There is absolutely no room for unethical behavior in the professional world. This statement is exceptionally important for publicly traded companies and their accounting practices. From financial officers to accountants to auditors, and so on, there is no greater impact on stakeholders when these persons perform unethically.
Unfortunately, there are multiple reasons for which one might consider acting unethically when preparing financial information. The most obvious reason may be quite simply, for self-interest-greed.
An accountant may embezzle funds from his or her employer for financial gain. Or perhaps the CFO of a publicly traded corporation may prepare financial statements to appear as though the company is performing much better than it actually is, because he or she wants their stock portfolio to increase.

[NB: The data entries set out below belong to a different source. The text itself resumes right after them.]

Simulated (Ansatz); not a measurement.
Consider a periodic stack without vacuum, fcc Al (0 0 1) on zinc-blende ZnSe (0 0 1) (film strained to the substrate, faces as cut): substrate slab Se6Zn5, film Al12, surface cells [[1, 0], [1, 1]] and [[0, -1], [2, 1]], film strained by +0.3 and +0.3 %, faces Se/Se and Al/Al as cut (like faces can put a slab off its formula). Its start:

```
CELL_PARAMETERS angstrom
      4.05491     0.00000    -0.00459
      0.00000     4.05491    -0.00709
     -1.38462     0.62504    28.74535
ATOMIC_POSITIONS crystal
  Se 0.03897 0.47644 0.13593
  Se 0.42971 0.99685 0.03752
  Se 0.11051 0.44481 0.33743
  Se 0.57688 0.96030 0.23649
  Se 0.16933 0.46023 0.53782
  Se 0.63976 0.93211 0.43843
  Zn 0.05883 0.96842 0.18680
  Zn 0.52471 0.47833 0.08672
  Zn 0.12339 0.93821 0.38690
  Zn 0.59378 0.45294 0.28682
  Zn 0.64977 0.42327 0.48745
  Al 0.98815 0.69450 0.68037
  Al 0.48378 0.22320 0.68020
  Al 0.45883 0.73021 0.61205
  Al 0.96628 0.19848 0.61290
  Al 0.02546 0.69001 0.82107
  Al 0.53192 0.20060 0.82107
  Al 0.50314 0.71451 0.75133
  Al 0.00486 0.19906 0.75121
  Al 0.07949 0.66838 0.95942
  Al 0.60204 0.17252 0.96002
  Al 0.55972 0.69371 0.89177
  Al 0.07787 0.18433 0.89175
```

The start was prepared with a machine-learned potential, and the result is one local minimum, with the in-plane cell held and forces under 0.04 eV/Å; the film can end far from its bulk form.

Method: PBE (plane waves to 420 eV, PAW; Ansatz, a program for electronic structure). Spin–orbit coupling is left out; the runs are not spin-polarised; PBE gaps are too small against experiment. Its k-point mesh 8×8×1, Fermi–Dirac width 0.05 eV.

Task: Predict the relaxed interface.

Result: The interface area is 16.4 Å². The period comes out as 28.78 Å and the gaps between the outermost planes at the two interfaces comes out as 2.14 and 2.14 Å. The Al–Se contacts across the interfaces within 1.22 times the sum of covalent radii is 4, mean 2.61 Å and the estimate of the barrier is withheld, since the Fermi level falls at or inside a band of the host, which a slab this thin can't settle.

Another example for why unethical behavior might exist is from corporate pressure. An accountant may feel pressured from his or her client to report false information. Or maybe a CFO is experiencing demand for improvements from the board of directors, the company’s president, owners, or stockholders; or he or she may be in fear of losing their job.
An accountant may decide to work for a company even though a conflict of interest may exist. If the accountant is owed money or has a significant stake in a firm, he or she may not be the ideal individual to prepare certain companies’ financial statements.
Finally, and perhaps the most common form of unethical behavior, is the failure for an accountant to conduct an in-depth analysis when preparing and revising financial information. There are many individuals who prefer to take short-cuts in life; and frankly, this simply is not acceptable when expected to perform in a professional manor.
There have been many laws enacted, on both state and national levels, intended on preventing one from conducting unethical accounting practices. In addition to these laws, have been many recommendations to implement changes geared towards the improvement of professional ethics.
Two such individuals, who have spent much time working on this topic, are: Jane B. Romal and Arlene M. Hibschweiler. According to the June 2004 CPA Journal, Romal and Hibschweiler recommended that “states should be encouraged to mandate ethics training as part of CPE requirements”.
This notion forced the Texas State Board of Public Accountancy (TSBPA) to begin a more intense training regimen for accounting educators, CPAs, and accounting students. This included having every licensee taking four-hour ethics courses on the board’s Rules of Professional Conduct every two years. The Arizona State Board of Accountancy requires every Arizona CPA to take an ethics class for licensing renewal.
In addition to state level mandates, is the Sarbanes-Oxley Act. Section 406 of the Sarbanes-Oxley Act requires that publicly traded companies disclose their code of ethics for senior financial officers. The Act was designed to promote honest and ethical conduct; full and accurate disclosure in periodic reports; and compliance with applicable government rules and regulations.
Even with the actions of Romal and Hibschweiler, the TSBPA, and the Sarbanes-Oxley Act; no one can regulate another’s integrity. Some individuals, regardless of their profession, will always look for some form of personal gain, even if it means conducting themselves in an unethical manner. This article is designed to help educate people on unethical accounting practices, why they occur, and how we as a nation can promote ethical behavior.